Today I am 4 weeks old!
To my Mother’s delight, I can now breastfeed exclusively in the cradle hold! Big victory. I stopped needing the shield a few days ago, and now I want to eat all the time!
I met my Grammy, Heidi, and she spoiled me and the parents for 10 days. I’m pretty sure Mom forgot how to change my diaper because Gmama and Dad changed me so much. Speaking of which, I got real good at peeing on them (and my clean diapers, and the walls, and the carpet…) while they changed me. I even got Gmama right on the forehead! #igotaimyall
My cord stump fell out, and to celebrate Mama and Gmama gave me a bath! Which I loved. Not. I cried the whole time. But I looked really cute in my flower.
Gmama and Mama took me grocery shopping but I don’t really remember because I slept in the cart the whole time while they debated over what kind of stuffing to get. Another day, however, they took me to Michael’s and I had a mini meltdown and mom had to nurse me in the car. I figure it’s giving her good practice for the future. You’re welcome, mom.

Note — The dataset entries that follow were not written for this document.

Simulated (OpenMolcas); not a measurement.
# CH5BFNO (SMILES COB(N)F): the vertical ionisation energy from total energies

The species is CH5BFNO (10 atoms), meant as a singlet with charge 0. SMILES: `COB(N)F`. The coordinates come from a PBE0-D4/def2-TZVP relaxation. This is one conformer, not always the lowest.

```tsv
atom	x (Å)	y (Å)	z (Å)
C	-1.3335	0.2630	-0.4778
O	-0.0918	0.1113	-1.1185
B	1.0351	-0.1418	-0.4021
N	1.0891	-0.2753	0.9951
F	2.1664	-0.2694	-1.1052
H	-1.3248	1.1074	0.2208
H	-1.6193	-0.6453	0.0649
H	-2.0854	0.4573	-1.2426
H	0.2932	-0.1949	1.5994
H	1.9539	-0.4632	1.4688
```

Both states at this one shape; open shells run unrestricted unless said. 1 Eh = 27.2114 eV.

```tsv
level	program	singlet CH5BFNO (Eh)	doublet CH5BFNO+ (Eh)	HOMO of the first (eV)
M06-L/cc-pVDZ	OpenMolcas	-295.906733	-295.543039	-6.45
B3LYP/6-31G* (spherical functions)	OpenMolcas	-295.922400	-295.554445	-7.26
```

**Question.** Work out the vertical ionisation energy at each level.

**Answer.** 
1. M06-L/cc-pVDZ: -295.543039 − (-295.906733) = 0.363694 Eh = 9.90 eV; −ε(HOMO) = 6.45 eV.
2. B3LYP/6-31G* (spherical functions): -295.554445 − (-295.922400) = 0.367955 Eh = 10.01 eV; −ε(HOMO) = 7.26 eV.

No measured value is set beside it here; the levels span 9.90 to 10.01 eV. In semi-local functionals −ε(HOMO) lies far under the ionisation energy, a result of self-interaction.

I had lots of tummy time and my neck is getting super strong. Sometimes when my parents are trying to burp me I like to fling my head around and pretend I’m going to jump off of them. Makes them nervous, keeps them on their toes.
We also went to Target and my Mom put me in the ring sling…with the help of the nicest stranger of all time who saw that mom was struggling to put the sling on correctly. This woman, Brittany, helped her get the sling on and gave her some helpful pointers. Thank goodness, cause my Mom was really riding the struggle bus.
It was a brief meeting, but I also got to meet my Grandma, Liesl – daddy’s mommy. I’ll get to see her and Papa John more at Christmas! I also got to meet “Crazy Uncle Matt” and he said in the future that we’ll hang out, have a brew and that I’ll help him pick up chicks like Peyton Manning in the United Way sketch.
I’ve taken a liking to waking up at 2, 4 and 6am. I’d wake up, get changed, nurse for about 30 minutes and then mom would reswaddle me and get me back to sleep. I live a pretty cushy life, but Mom on the other hand was not sleeping much. I’ve had pity on her though and have only woken up around 1:30 and 5:30 the last few days. Then I’ll wake up around 7am again and Mom will cuddle and nurse me until she gets motivated enough to get out of bed. I usually reward her with involuntary smiles and other cute faces. She seems to appreciate that…at least from what I can see with my eyes that only see a few inches in front of my face.
This week is also an exciting week because I get to meet my Uncle Mike, Aunt Rachel and cousin Sophia…at my baptism! I am getting baptized on December 7. We can’t wait for family time and for me to receive the Sacrament of Baptism!
JP is around 1-2 weeks in this picture
Hanging out with Crazy Uncle Matt
Showing off his new skills
A word (too many) from Mama:
What a few weeks we’ve had a here! Call me cliche but…I can’t believe that JP is 4 weeks old and how much he has grown already. It’s hard to measure because he hasn’t really hit any official milestones, but each morning he seems a little bigger and his face looks a little older. There are other small things, like he’ll lift his head up more, or respond to my voice by moving his eyes my direction. And I just can’t believe it! I’ll miss my tiny guy, but I’m really looking forward to the exciting moments ahead as he grows.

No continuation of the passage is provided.